The opinion of the court was delivered by: Will, District Judge.


The plaintiff Secretary of Labor (the Secretary) has moved to strike the jury demand which certain defendants (hereinafter to be collectively referred to as "Amalgamated") filed in both Donovan v. Robbins, 78 C 4075 (Robbins) and Donovan v. Dorfman, 82 C 7951 (Dorfman) on February 18, 1983 and to strike the August 2, 1983 jury demand of defendant John F. Spickerman (Spickerman) in Robbins. For the reasons hereinafter stated, we conclude that there is no basis for a jury trial of the issues raised in the Second Amended Complaint in Robbins and the Amended Complaint in Dorfman. We further conclude, however, that Amalgamated, by its alleged failure to file a supplemental jury demand with respect to issues raised in its March 2, 1983 cross claims against the Central States, Southeast and Southwest Areas Health and Welfare Fund (the Fund) and the Fund's current trustees, has not waived its right to a jury trial as to those issues.

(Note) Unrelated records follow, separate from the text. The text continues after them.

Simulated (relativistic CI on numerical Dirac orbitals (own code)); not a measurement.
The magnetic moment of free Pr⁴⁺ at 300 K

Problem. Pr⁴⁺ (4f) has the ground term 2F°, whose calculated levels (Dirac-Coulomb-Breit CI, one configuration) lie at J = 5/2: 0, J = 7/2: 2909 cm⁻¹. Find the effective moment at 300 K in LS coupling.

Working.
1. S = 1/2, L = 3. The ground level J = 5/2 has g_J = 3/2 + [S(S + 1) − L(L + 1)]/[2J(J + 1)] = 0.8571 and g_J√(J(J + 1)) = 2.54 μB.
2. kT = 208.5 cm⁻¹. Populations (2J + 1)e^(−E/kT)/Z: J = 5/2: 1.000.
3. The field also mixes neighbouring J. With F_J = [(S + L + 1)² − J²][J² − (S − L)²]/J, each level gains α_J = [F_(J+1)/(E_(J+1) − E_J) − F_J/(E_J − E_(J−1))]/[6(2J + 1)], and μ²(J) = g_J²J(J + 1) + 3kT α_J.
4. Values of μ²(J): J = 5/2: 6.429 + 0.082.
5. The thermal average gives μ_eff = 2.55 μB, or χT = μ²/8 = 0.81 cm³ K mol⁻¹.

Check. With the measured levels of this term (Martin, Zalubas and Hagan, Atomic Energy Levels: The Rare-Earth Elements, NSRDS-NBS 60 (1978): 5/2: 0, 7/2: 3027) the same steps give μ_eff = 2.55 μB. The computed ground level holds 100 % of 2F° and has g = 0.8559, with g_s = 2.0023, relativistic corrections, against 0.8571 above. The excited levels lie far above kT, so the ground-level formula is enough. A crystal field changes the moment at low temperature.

The Secretary's Cause of Action

The Secretary has brought these actions under the Employee Retirement Income Security Act of 1974 (ERISA) to challenge a series of contracts between the Fund and Amalgamated for provision of claims processing services and the course of performance under those agreements. Jurisdiction of both actions is predicated on Section 502(e) of ERISA, 29 U.S.C. § 1132 (e). The Secretary seeks relief under section 502(a)(2) and (5) of ERISA, 29 U.S.C. § 1132 (a)(2) and (5).

Robbins was originally brought in October 1978 to enjoin a then new three year contract between Amalgamated and the Fund. The Secretary filed his Second Amended Complaint, which is in issue here, on February 10, 1983, alleging that the contract relations between Amalgamated and the Fund violated section 406 of ERISA, 29 U.S.C. § 1106, in that it constituted a prohibited transaction between an employment benefit plan and parties in interest. The Secretary accused Spickerman, a former trustee of the Fund, of having breached his statutorily defined fiduciary duties to the Fund in connection with the Amalgamated contract. The Secretary joined Amalgamated on the theory that it participated in and aided and abetted the fiduciary violations with the aim of benefiting from improperly transferred Fund assets.

The Secretary brought the Dorfman action in late 1982 to challenge certain subsequent aspects of the continuing relationship between Amalgamated and the Fund. The original Dorfman complaint alleged that the Fund had improperly paid Amalgamated fees for certain services in excess of what was required by the contract governing the parties dealings and that a 1980 modification of that contract had been improper. In Dorfman as well, Amalgamated was joined as an alleged ERISA fiduciary and party in interest that had participated in, aided and abetted and benefited from various ERISA violations. After entry on February 1, 1983 of an Agreed Order to govern the subsequent conduct of this litigation, the secretary amended the Dorfman complaint to add a Count VII challenging the reasonableness of a proposed $10.75 million price for transfer to the Fund of the Amalgamated claims processing assets.*fn1

The Secretary's prayers for relief in both the Robbins and the Dorfman complaints are comprehensive: he seeks an accounting of the sums transferred from the Fund to Amalgamated; restitution to the Fund of allegedly improper and excessive payments made to Amalgamated, ostensibly for claims processing services; injunctive relief against future ERISA violations and against the Fund's continued relationship with certain individual defendants.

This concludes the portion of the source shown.